I trust in God's eternal Son,
True God, true Man by Mary's womb,
Who on the cross redemption won
And rose victorious from the tomb.
I have been purchased, not with gold
Or silver, but with priceless blood,
When Jesus into death was sold,
My evil covering with good.
So I rejoice to be His own
And offer Him my everything,
Here and before His glorious throne—
My slain and ever living King!
571. The Spirit and the Church (Article 3)
Tune: RATISBON, Leipzig, 1815
(cf. "Christ, whose glory fills the skies")
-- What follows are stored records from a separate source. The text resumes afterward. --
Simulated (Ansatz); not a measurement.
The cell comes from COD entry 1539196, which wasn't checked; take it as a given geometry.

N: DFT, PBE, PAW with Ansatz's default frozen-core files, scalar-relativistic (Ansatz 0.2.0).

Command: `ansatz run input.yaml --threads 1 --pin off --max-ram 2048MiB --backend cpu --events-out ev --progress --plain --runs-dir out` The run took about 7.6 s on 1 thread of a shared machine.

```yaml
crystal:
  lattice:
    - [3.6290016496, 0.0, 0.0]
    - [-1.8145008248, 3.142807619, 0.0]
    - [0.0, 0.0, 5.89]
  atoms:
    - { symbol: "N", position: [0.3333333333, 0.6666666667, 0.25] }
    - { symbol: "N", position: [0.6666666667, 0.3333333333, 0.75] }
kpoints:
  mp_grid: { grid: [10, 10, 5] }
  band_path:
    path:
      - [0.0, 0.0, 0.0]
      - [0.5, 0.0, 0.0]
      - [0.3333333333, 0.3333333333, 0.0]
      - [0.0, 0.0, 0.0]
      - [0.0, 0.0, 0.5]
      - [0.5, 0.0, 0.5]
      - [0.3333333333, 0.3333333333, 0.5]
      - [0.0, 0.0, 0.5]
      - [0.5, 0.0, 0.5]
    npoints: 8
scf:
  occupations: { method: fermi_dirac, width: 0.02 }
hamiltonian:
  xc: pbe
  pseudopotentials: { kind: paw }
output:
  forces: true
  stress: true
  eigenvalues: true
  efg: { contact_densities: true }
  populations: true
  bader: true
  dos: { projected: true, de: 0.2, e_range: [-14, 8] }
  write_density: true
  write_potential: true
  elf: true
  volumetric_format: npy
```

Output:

Not by reason, nor by will,
Nor by sentimental thrill,
Nor from any power in me
Came the faith that set me free;
But the Holy Spirit's light
Turned my blindness into sight.
You and I, believers all,
Owe it to the Spirit's call,
Gath'ring us around the Word
That plants faith where it is heard,
With baptism and sacrament
Working Jesus' kind intent.
Those now to salvation wise
God the Spirit sanctifies,
Giving everything we lack,
Proofing us from each attack
Of the world, our flesh, our foe,
Till He bids us heav'nward go.
Thursday, April 9, 2026
Sunday, April 5, 2026
Catechesis Warm-Up Songs, Part 1
I've had a new brainwave for a series of hymns, to set me up for another section of the upcoming book, Profitable Hymns. I'd like to think of them as warm-up songs for a youth catechism class, with each piece designed to be brief, simple, straight-to-the-point and (hopefully) catchy, if I can come up with appropriate tunes to go with them. To start, here are some ditties to open lessons on each of the Ten Commandments (adding them as I write them), as explained in Luther's Small Catechism. Note: If you're going to have a problem with how I number the Ten Commandments, take it up with Martin Luther. A second note: the numbering of the songs is only meant to maintain the continuity of the numbering (from zero) of the original hymns as I've posted them on this blog.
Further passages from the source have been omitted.